This month's article is a follow up to two previous articles on the constitutionality of child support guidelines. See The Constitutionality of Child Support Guidelines, Parts I and II.

I. The Decisions: Georgia Department of Human Resources v. Sweat and Gallaher v. Elam.

On April 29, 2003, the Supreme Court of Georgia decided Georgia Department of Human Resources v. Sweat. This case reviewed a trial court’s decision declaring the Georgia child support guidelines unconstitutional as a violation of the guarantees of due process, equal protection, and privacy, and as an unconstitutional taking of property. The Georgia Supreme Court concluded that the trial court employed “incorrect constitutional standards” and “unsound constitutional analyses,” and reversed.

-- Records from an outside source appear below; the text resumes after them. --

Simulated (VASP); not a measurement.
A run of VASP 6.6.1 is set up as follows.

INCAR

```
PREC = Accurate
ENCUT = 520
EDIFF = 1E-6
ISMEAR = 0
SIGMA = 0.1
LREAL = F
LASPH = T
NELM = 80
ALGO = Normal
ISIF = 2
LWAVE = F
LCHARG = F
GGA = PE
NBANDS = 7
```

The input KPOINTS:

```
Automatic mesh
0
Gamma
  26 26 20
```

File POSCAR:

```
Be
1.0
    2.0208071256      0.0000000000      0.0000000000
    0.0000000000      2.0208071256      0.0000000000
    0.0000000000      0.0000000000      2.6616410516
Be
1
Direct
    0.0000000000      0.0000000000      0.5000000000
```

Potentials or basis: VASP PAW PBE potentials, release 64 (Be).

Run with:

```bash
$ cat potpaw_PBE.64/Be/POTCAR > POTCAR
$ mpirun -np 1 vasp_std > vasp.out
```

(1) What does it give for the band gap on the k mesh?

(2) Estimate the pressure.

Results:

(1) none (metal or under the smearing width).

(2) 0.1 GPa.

The Georgia Supreme Court first concluded that the guidelines do not violate the Georgia and United States Constitutions’ guarantees of due process for two reasons. First, the statute need only meet the rational basis test, i.e., it is reasonably related to the public health, safety, or general welfare, and not a more exacting constitutional standard, because the statute does not infringe on a fundamental right and the complaining party is not a member of a suspect class. The trial court thus erred by applying an intermediate scrutiny analysis. Second, the statute meets the rational basis test as they further the important and reasonable objective of ensuring adequate support for Georgia’s children whose parents have divorced. The distinction between custodial and non-custodial parents is required to ensure that each parent contributes his or her fair share.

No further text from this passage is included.